For those of you who go to class on any sort of consistent basis, you’ve probably noticed a disparity in the classroom behavior, general appearance and overall disposition of your fellow classmates.

For me, the beginning of the semester serves as an opportunity to make a generalized preliminary characterization of my classmates. I start off by asking myself very broad and open ended questions about the people around me. Which students in the class seem the most intelligent? As a whole, does the class seem open? Do I know any of my classmates? Are any of my classmates hot?

As the semester unfolds, my observations of the subtle nuances of each student’s behavior force me to refocus my judgments on a more individual level.

Why do I and countless others take the time to ask ourselves these questions semester after semester? Out of sheer necessity. If any of you reading this haven’t figured that out yet, you’ll probably undergo some sort of incident in class one day that will change your attitude. I too was naive for much of my freshman year, but a few traumatizing experiences later I vowed never to be caught off guard again.

Take my Chemistry 132 class the second semester of my freshman year. I had an entourage that ran eight deep accompanying me to class. Actually, those other eight people were all hallmates of mine. I was under the assumption that since they all seemed very smart and grasped the material well, they’d be good people to sit next to during class. Unfortunately, my presumptions got me into trouble.

Though my preliminary assumption about my hall mates being future chemists was right, I misinterpreted how their highly developed scientific minds would respond to the monotony of an introductory chemistry course.

Having a very average scientific mind myself, I would say that my behavioral reaction to the course was rather ordinary – I fell asleep a lot. While I was asleep one day, the great scientific minds encircling my unconscious body decided that it was time to capitalize on the fact that I slept with my mouth wide open. That was the day they started playing “Andrewball” – a great new game where you throw crumpled up pieces of paper into a sleeping man’s mouth until he begins to gag and awakens. I’m not 100 percent sure of the rules, but I believe that the person with the most paper in my mouth wins and the winner is bought lunch by all of the losers.

Therefore, it is logical to conclude that after an experience like this, I would begin asking myself questions in the beginning of the semester about the people I choose to sit around.

Though I won’t get into the specifics, believe me when I tell you that there are many other stories just like this one that have led me to where I am today.

Today is your lucky day though because I’m going to convert my pain into your opportunity. I’m going to tell you the to most important questions you need to ask yourself about the people around you and the answers to these questions.

1) Who is the best person to sit next to in class?

The short answer is that you want a good influence, but such an answer requires further explanation because a good influence in the real world is not always a good influence in class. It is important for the person to be a serious student who has a relative grasp on the material. After all, you don’t want someone asking you a question about the notes every 30 seconds.

On the other end of the spectrum, you do want someone who will be able to clarify something for you should the situation arise. Furthermore, it is essential that you have an amiable relationship with your seat buddy. You’ll want to feel comfortable enough to ask him a question here and there.
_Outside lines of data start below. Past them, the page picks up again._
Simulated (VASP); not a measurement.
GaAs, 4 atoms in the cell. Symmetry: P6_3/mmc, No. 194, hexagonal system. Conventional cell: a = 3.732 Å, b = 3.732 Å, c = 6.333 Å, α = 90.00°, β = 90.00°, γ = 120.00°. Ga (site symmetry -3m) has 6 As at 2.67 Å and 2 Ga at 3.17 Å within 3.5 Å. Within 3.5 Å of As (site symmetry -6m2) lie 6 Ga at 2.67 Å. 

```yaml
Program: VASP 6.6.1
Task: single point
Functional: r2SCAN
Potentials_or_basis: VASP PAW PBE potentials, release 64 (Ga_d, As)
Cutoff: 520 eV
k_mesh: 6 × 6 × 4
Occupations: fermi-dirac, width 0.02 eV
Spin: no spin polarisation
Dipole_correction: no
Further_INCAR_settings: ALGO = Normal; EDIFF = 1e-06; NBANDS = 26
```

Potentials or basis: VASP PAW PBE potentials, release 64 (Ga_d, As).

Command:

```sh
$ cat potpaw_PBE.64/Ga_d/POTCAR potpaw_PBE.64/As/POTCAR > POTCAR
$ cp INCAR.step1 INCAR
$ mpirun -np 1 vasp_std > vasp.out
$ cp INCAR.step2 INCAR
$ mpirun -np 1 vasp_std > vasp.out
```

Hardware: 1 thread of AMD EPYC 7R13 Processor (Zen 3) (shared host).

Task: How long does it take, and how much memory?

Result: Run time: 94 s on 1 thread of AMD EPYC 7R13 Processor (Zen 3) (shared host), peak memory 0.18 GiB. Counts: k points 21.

That being said, having a close friend sit next to you is the biggest mistake you can make. Take it from me, the “Andrew” part of Andrewball, that sitting next to your friends will only derail you from your intentions to study. You’ll end up talking to your friends non-stop during class. Even if you are able to get the notes and stick with the lecture, I assure you that the professor will somehow notice you talking and will make sure you pay dearly.

2) Who is the best person to get notes from in the class?

You have to ask yourself this question immediately, as in the first day of class. That way, when you realize midway through the semester that watching Law and Order SVU is not the same thing as going to your “Criminal Procedure” class, you won’t need to resort to seducing the TA. Unlike the person you sit next to in class, the person whose month worth of notes you copy should be a close friend. You have to understand that to some people, class notes are like diary entries and you never know what may happen if a diary got into the wrong hands.

When searching for someone to give you their notes, my suggestion is to think “hardworking” rather than “smart.” I made that mistake first semester freshman year. I waited until the last minute to ask the smartest guy in the class for their notes and this is how he responded, “I don’t take notes. I have a photographic memory.”

While these two guidelines won’t necessarily get you A’s, they’ll help you avoid much of the anguish that I myself experienced.

I’m sure that some of you are reading this and are wondering why I don’t let the younger students suffer and learn for themselves what I have painstakingly taken the time to tell you. If you are among this group, you are either in a fraternity, sorority or a separate club all together I like to call, the asshole club. Either way, I’ll see all of you in hell.